Guest essay by Eric Worrall
Three Swedish MPs have nominated Greta Thunberg for the Nobel Peace Prize, because of her efforts to raise awareness of the damage fossil fuels are causing to the environment.
Greta Thunberg: The teenage climate activist tipped to win Nobel Peace Prize
Environmental campaigner delivered emotional speech to UN last month
Swedish environment activist Greta Thunberg is being tipped to win the Nobel Peace Prize following a remarkable year in which the teenager’s “school strike for climate” movement has grown to worldwide prominence.
Here is everything you need to know about the 16-year-old.
Who is Greta Thunberg?
Greta Thunberg began a lone protest outside Sweden’s parliament in October 2018 when she was 15, saying would refuse to attend school on Fridays until the government tackled the growing climate and ecological crisis.
In the 12 months since, she has become one of the world’s most talked-about people, having been invited to speak at the UN general assembly – where she invoked the wrath of Donald Trump – and inspiring global protests attracting hundreds of thousands of young campaigners.
“You have stolen my dreams and my childhood with your empty words,” the teenager told world leaders during her emotional and confrontational speech at the UN last month.
“And yet I’m one of the lucky ones. People are suffering. People are dying. Entire ecosystems are collapsing. We are in the beginning of a mass extinction. And all you can talk about is money and fairytales of eternal economic growth. How dare you.”
…Read more: https://www.independent.co.uk/environment/greta-thunberg-speech-climate-change-nobel-peace-prize-winner-who-a9139651.html
Sorry Michael Mann, better luck next year.

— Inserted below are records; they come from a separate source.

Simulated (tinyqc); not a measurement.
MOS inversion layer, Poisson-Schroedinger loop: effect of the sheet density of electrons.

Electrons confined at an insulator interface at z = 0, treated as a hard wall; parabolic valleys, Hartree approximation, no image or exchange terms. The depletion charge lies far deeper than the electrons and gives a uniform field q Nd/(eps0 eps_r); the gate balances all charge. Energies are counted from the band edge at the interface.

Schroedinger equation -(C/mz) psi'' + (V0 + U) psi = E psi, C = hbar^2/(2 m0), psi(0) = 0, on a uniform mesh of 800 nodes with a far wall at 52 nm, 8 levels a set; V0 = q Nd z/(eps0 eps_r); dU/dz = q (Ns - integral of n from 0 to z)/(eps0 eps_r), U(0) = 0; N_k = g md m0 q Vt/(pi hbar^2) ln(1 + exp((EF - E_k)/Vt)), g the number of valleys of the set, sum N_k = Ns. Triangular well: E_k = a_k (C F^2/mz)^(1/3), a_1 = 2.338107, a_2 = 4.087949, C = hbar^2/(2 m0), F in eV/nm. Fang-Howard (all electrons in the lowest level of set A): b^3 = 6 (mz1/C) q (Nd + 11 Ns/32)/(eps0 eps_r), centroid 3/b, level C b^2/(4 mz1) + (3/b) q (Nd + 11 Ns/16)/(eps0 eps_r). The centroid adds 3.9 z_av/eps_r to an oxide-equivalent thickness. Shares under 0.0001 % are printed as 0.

I’ve got to say it would be more impressive if Greta knew anything about the global environment. There is no evidence “ecosystems are collapsing”, actual measurement suggests that the Earth is greening, thanks largely to nations like India and China planting more trees and taking better care of their environments, but also due to CO2 fertilisation.
Here’s a pop quiz question for Greta and her friends; why is it that China and India suddenly seem to have the spare cash to take better care of their environments?
The picture at the top of this post, the border between Haiti and the Dominican Republic, illustrates the difference between having an industrialised economy and not having a thriving industrial sector. My guess is most of you guessed correctly which side of the border ordinary people can afford to buy fossil fuel.
I must say it is difficult to see how forcing people in the Dominican Republic to go back to using climate friendly biofuel, like their friends in Haiti, would help prevent collapse of the local ecosystem.